Director Shaya Mercer is a Seattle native. As the following interview shows, making this film was not just a job for her.
JR: Do you have a background as a political activist?
SM: When I was a small child, my Mom took me on Vietnam marches. I was raised in a freethinking, liberal environment. Didn't study politics. One thing I really enjoyed about this project is the ability to explore my political self, as well as my filmmaking self. I used to have to choose my film career over every other aspect of my life. So it's been a pleasure to combine those two elements.
JR: The WTO galvanized many people who had not been previously active. Did the same thing happen with you?
SM: Absolutely. I was working a day job in New York with an environmental group. That's how I learned that the WTO existed in the first place. I started looking into their policies. Then I got a phone call from Tom [producer Thomas Lee Wright]. He'd been doing the same reading, and he knew 50,000 people were coming to Seattle. We knew we wanted to be involved and that we really should film it. We knew it was going to be historically important. We also had a sense that the issues would get lost in the mounting tension with the police department.
JR: With this film, are you aiming to galvanize activists, or to reach out to people who may not know much about this issue?
SM: Our goal from the beginning was to expand the education of the general public. We're not trying to preach to the converted. I wanted to share with people, not only what it was like to be on the streets, but why were people protesting in the first place. Because I don't think the general public had a keen awareness of how the policies of the WTO affect everything from the quality of our environment, the food we eat, the wages we earn, the future of jobs around the world, our very participation in the democratic process.
JR: Does globalization affect you as a filmmaker?
SM: Well, sure! You have large entertainment companies gobbling up small entertainment companies. So you have a very small number of corporations making cultural decisions, and because they have the broadest distribution channels and the most power, the blockbuster glossy entertainment coming out of Hollywood and New York is taking over the world.
As a filmmaker it has very much affected me; I had to move to New York because the film industry has been jumping over Seattle for locations in Canada. One of the things the industry is allowed to do with free trade agreements is go find the lowest wages and the best currency exchange rates. So absolutely it's had an affect on me personally and my friends, and the industry in general in Washington state.
JR: Let me tell you one thing that was cool to see in Trade Off. You have two French government officials talking to a protester. He was pointing out facts that these officials didn't seem to understand.
SM: We stumbled upon the French ministers in the Pike Place Market. While I was interviewing them a demonstrator walked up and started an impromptu street debate right in front of my cameras. It wasn't planned. If I was writing a film, I couldn't have written something like that. The French ministers--maybe they're holding on to some hope that parliaments and governments still have power. That's one of the major problems with the WTO.
JR: Have you seen any other documentaries in the Festival?

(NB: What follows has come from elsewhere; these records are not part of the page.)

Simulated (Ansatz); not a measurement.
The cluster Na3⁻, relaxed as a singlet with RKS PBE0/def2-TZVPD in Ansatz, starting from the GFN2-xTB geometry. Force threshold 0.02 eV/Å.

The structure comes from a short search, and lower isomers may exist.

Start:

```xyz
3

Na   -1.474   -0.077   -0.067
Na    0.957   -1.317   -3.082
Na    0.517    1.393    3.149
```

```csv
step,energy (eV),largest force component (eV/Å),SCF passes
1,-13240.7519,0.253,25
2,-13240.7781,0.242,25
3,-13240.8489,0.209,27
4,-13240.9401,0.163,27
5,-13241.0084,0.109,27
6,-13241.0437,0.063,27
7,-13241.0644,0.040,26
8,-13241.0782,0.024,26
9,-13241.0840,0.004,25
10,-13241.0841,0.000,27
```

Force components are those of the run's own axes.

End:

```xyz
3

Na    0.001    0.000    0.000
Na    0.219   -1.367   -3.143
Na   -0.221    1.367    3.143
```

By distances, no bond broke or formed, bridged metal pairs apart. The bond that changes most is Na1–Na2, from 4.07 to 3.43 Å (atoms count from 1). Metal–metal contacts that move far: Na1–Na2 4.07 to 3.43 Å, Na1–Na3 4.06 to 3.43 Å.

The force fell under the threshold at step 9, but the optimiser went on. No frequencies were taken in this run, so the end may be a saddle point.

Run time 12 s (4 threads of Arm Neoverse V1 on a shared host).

SM: I've seen only two films. One was a documentary. And that was Rebels With a Cause, about the Students for a Democratic Society. There were some pretty striking things. There's a huge parallel between the movement in the 60s and the movement now. It really is a continuation of the foundations that were laid in the 60s.
JR: You and the director of Rebels With a Cause made a similar choice--essentially no narration.
SM: It was very important to have the people speaking for themselves, not to manipulate the story through a particular point of view. To allow audiences to draw their own conclusions and to give voice to the voiceless--these groups that don't get the mainstream media spotlight.
JR: It helps when you've got articulate people like Mike Dolan (of Public Citizen).
SM: Oh, absolutely. We used the actual people involved to tell the story, and I think it was effective.
JR: Did you have anything to add?
SM: It's important for people to know that this isn't just about the street skirmish. This is about the issues that brought people to demonstrate in the first place. People will see things that will surprise them. They'll learn something, and hopefully come away better informed and potentially mobilized to participate on whatever level they see fit.